Here are a couple of caveats about this list: It includes books written for children, teens, and adults, as well as fiction and nonfiction. It doesn’t include any picture books, because while I read (and love) a ton of them every year, I haven’t yet figured out a rating and reviewing system that makes keeping track of all of the ones I’ve read in a year easy for me. It doesn’t include only books published in 2014. It’s not written in any particular order. It doesn’t include books I re-read this year. If you click on the book cover, it will take you to my Goodreads review of the book. Without further ado, here are my 10 favorite books of 2014:
1. Brown Girl Dreaming by Jacqueline Woodson. Beautifully written and deeply affecting, I absolutely adored this book. This was even more surprising to me because I am not normally a big fan of books written in verse. But this book felt perfect, and it’s one I hope will win big come Newbery time.
2. The Age of Innocence by Edith Wharton. This is a book that’s all about what’s happening under the surface. No one can say what they mean and there are deep, aching moments of misunderstanding and reading between the lines and ridiculous societal constraints that make you feel sad. I just lived in this book while reading it, and it made me want to go out and read everything Wharton ever wrote.

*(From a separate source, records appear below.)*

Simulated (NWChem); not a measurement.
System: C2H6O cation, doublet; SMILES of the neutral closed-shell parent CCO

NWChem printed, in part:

3. Absolutely Almost by Lisa Graff. This is another book I hope gets recognized come Newbery time. Albie is just such a wonderful main character–so full of love and hope and good intentions. I read this back in July, but if I think about it too hard I can still start to tear up. Also, every parent of young children should go out immediately and read this book. Just perfection.
4. 84, Charring Cross Road by Helene Hanff. One of those books that you want to recommend to every bibliophile you know the second you finish it. So full of charm and a love of books and a wonderful voice. Everyone that I have recommended it to has also loved it, and I’ve heard the movie is quite charming as well.
5. The River of Doubt: Theodore Roosevelt’s Darkest Journey by Candace Millard. When I finished this, I realized I am in no way cut out for an adventure down the Amazon. I also realized why so many people cite Teddy Roosevelt as their favorite president. Reading about the larger-than-life man and his crazy journey down the The River of Doubt (which is also the best name for a river ever, in my opinion) was a joy. Candace Millard is one of my favorite nonfiction writers and I can’t wait to see what she writes next.
7. The Family Romanov by Candace Fleming. This was both an excellent overview of what life was like for the last of the Romanovs and what it was like to be a peasant in imperial Russia. Fleming gets into the politics of the time in a way that is illuminating, but not overwhelming. It made me want to read more, more, more about the subject, which is the highest compliment I can give to a nonfiction book.
8. Bad Feminist: Essays by Roxanne Gay. Not only does this have a fabulous title, but it’s also a great read about what it means to be a feminist, or a bad feminist, in today’s world. Gay looks at the intersections of race, class, gender, sexuality, and more, and also delves deeply into pop-culture and how it informs our understanding of feminism. As someone who considers myself a feminist, but also likes some problematic things, I really enjoyed Gay’s message.
9. Jane Austen Cover to Cover by Margaret C. Sullivan. This is a very last-minute addition to the list, as I only read it on December 31st, but it was just such an enjoyable book I have to share it. Looking at 200 years of Jane Austen’s covers shows you the trends of publishing at the time, and will make you want to go out and buy some of these beautiful books if you’re a Jane Austen fan. Lovely.
10. We Are All Completely Beside Ourselves by Karen Joy Fowler. Another book that just really stuck with me and that I want people to read so that we can talk about it. I love stories about stories and the infallibility of memory and how we perceive things versus how other people do. This book hit all of those marks and then some.
So those are my books! There are many more that could have made this list–it was a great reading year.